Define bounded lists#640
Conversation
lukewagner
left a comment
There was a problem hiding this comment.
Thanks! This is looking generally good, a few comments:
| def flatten_list(elem_type, maybe_length, maybe_variable, opts): | ||
| if maybe_length is not None: | ||
| if maybe_variable: | ||
| return flatten_type(varint_type(maybe_length), opts) + flatten_type(elem_type, opts) * maybe_length |
There was a problem hiding this comment.
This is pre-existing, but a question: for flattening bounded- or fixed-length lists: should we have some low (e.g., 4) per-value maximum flattening length, beyond which the list gets passed via pointer? I'm mostly thinking of the case where there is some list that has a large bound, and it gets used as a function parameter, and it "blows" the MAX_FLAT budget, causing all the parameters to go into the heap when instead you probably wanted the bounded-/fixed-length list to go in the heap.

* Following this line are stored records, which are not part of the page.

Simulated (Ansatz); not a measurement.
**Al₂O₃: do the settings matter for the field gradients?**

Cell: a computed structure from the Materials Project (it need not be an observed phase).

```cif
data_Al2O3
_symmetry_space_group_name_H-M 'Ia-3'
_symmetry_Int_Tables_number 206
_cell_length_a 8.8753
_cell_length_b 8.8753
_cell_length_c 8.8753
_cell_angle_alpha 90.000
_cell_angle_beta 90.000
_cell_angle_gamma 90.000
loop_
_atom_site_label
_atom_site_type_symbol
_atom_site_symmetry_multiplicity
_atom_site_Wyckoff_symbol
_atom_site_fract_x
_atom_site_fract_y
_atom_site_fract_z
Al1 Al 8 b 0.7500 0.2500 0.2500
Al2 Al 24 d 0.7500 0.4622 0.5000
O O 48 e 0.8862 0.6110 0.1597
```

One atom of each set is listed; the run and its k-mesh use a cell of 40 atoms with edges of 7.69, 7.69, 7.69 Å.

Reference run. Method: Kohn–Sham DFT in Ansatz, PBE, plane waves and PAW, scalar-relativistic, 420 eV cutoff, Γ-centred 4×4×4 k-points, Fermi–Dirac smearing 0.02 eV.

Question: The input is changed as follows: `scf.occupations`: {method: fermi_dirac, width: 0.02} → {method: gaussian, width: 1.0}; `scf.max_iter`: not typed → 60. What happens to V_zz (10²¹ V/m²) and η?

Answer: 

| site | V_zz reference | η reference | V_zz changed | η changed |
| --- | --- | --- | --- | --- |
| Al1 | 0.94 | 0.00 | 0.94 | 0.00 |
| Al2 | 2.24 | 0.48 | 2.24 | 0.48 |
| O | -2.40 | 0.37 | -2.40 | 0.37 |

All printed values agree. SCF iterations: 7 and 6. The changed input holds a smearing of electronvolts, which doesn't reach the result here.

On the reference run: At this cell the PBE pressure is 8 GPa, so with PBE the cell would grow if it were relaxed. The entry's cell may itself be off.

There was a problem hiding this comment.
From my perspective (one who wants to reduce/avoid allocations) this would make the data type harder to reason about. Fixed and bounded lists should be guaranteed to be "static".
TBH I'd rather say that some datatypes (like these special lists) should enforce* the use of a param or return area for passing - because lists are indexed dynamically unlike tuples (-> indirect addressing works only on memory locations and compilers would otherwise have to compensate for such lists split across registers - pretty terrible).
(enforce: such lists should definitely be placed into param/return area but other types, if possible could continue to be passed by args... but yeah, this obviously complicates the flattening logic)
There was a problem hiding this comment.
Ah, so then could we say that fixed- and bounded-length lists never get flattened, and are always passed as pointer (and maybe length if fixed)?
There was a problem hiding this comment.
Yes this is what I mean (except: length if bounded, that could still be in a register).
I will explore how that logic extension could look (in Python) in the next commit.
There was a problem hiding this comment.
Just pushed a proposal for hybrid lifting/lowering where register and memory passing can coexist.
There was a problem hiding this comment.
Flat-calling-convention treatment of fixed-length and bounded lists
Background
The canonical ABI flattens component-level values into Wasm core function
parameters. A MAX_FLAT cap (currently 16) limits how many flat slots a call may use before everything is
redirected through a param-area (a caller-allocated memory block whose
pointer is passed in r0).
The current implementation flattens fixed-length lists element-by-element
(list<T, N> → N flat slots) and bounded lists with a leading length register
(list<T, ..N> → 1 + N flat slots). This is wasteful in several ways.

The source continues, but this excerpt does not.